210 Mich. App. 485 (1995)
534 N.W.2d 258

COMMAND OFFICERS ASSOCIATION OF MICHIGAN
v.
CITY OF ALLEN PARK

Docket No. 165236.

Michigan Court of Appeals.

Submitted November 1, 1994, at Detroit.
Decided May 12, 1995, at 9:00 A.M.

Stephen P. Whitaker, for the Command Officers Association of Michigan and Kenneth Dobson.

*486 Pagnucco, Kruse, Tamsen & Labadie, P.C. (by Kenneth D. Kruse and Deborah L.E. Green), for the City of Allen Park.

Judith Sawicki, for the City of Allen Park Fire & Police Civil Service Commission.

Before: FITZGERALD, P.J., and MICHAEL J. KELLY and E.R. POST,[*] JJ.

FITZGERALD, P.J.

Petitioners filed a claim of appeal in the Wayne Circuit Court from a decision by the City of Allen Park Fire & Police Civil Service Commission to discipline petitioner Kenneth Dobson, a policeman with the Allen Park Police Department. Following a hearing, the circuit court affirmed the commission's decision. Petitioners now appeal as of right.

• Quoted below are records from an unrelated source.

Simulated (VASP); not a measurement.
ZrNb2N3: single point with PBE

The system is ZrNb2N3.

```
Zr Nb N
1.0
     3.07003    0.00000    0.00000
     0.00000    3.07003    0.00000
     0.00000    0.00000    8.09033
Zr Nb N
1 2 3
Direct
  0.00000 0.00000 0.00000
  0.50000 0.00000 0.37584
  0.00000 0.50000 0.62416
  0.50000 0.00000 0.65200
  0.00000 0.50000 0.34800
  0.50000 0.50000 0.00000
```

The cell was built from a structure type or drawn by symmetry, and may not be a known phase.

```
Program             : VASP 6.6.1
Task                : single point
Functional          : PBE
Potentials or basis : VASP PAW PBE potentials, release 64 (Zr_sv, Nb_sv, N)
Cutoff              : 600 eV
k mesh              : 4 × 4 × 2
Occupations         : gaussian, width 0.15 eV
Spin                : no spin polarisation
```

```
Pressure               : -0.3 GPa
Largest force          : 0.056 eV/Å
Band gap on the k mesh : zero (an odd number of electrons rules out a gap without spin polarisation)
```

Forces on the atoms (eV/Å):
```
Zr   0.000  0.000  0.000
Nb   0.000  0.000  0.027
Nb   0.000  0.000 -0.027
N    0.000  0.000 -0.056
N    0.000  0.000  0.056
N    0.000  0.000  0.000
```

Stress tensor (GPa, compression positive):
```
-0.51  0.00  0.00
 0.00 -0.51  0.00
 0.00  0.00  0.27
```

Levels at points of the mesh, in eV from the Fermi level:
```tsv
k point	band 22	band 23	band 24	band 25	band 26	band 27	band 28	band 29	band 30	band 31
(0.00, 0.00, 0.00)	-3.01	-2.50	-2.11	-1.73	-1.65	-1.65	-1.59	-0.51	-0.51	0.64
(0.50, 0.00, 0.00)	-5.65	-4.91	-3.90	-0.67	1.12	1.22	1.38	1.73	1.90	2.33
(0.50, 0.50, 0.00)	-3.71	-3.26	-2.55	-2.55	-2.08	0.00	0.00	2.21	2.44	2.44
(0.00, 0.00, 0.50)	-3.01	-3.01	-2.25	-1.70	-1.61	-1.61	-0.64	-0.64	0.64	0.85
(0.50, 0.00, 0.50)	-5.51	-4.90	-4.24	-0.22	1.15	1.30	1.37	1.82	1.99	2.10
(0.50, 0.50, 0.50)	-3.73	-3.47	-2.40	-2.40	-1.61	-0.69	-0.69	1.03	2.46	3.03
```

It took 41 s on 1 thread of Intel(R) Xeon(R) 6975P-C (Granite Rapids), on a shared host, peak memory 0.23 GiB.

On May 18, 1992, the vehicle in which Allen Park police officer Corporal Richard Curtis and Dobson, his passenger, were traveling collided with the rear of a vehicle owned by Laura Crupi and driven by Chad Hall. Curtis and Dobson had been golfing all day and admittedly consumed alcoholic beverages before the accident. According to witnesses, Curtis admitted fault, but indicated that he did not want to report the accident because his insurance rates were too high. Another witness indicated that Hall, who had a suspended license, did not want to be reported as the driver. Although Dobson denied knowing that Hall was the driver, Hall, along with other witnesses, indicated that Dobson knew that Hall was the driver.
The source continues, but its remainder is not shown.